Such is the case of Black Wail, a New Jersey rock act that combine an impressive amount of metal sub-genres into an intriguing musical stew, mixing sonic elements in irreverent and rewarding ways.
And on their latest release, the six-track EP Chromium Homes (out December 15th on Rhyme and Reason Records), the group conjure a wormhole of sound any adventurous metal fan would be giddy to get sucked up into.
Opener They offers a deep dish of 70’s era Sabbath, topped off with Hammond organ used to great psychedelic effect.
Thee Ghost combines sludge, thrash and prog rock with soulful vocals, an unholy union that pays off in spades, while the title track (a reference to Jersey City industrial waste) is appropriately sludgy, adding Southern Rock dual guitar harmonies and more musical transitions than most bands manage in an entire full-length album.

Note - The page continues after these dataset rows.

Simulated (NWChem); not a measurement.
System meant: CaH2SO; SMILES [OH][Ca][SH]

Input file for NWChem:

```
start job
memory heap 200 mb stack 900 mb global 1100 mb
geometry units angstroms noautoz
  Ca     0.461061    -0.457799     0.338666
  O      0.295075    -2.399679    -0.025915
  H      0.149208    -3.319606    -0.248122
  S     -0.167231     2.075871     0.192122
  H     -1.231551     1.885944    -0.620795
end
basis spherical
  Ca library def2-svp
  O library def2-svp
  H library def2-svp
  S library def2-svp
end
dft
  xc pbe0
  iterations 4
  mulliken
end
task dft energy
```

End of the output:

That’s what makes Chromium Homes such a blast. It’s clear that Black Wail are a jam band at heart, and their Frankenstein stitched together sound is wonderfully unpredictable. Take Dead Man’s Hand, which mixes thrash riffing and screamed vocals with instrumental passages that recall horror scores like Phantasm and Suspiria.
Radioactive Mutation is another hard to classify, yet absolutely badass song that recalls vintage Alice Cooper and Blue Oyster Cult before shifting to New Wave keyboards. Its crazy quilt construction suggests another eclectic New Jersey outfit, Monster Magnet, and I mean that in the best way possible.
Chromium Homes ends on an fittingly oddball outro, a cover of The Beatles’ Norwegian Wood, mutating it from its genteel 60’s psych origins to a bludgeoning doom metal dirge.
2017 has been an absolute beast of a year, making Black Wail’s escapist elements irresistible. If you like your rock fun, weird and full of left turns, Chromium Homes is prime musical real estate for your ears.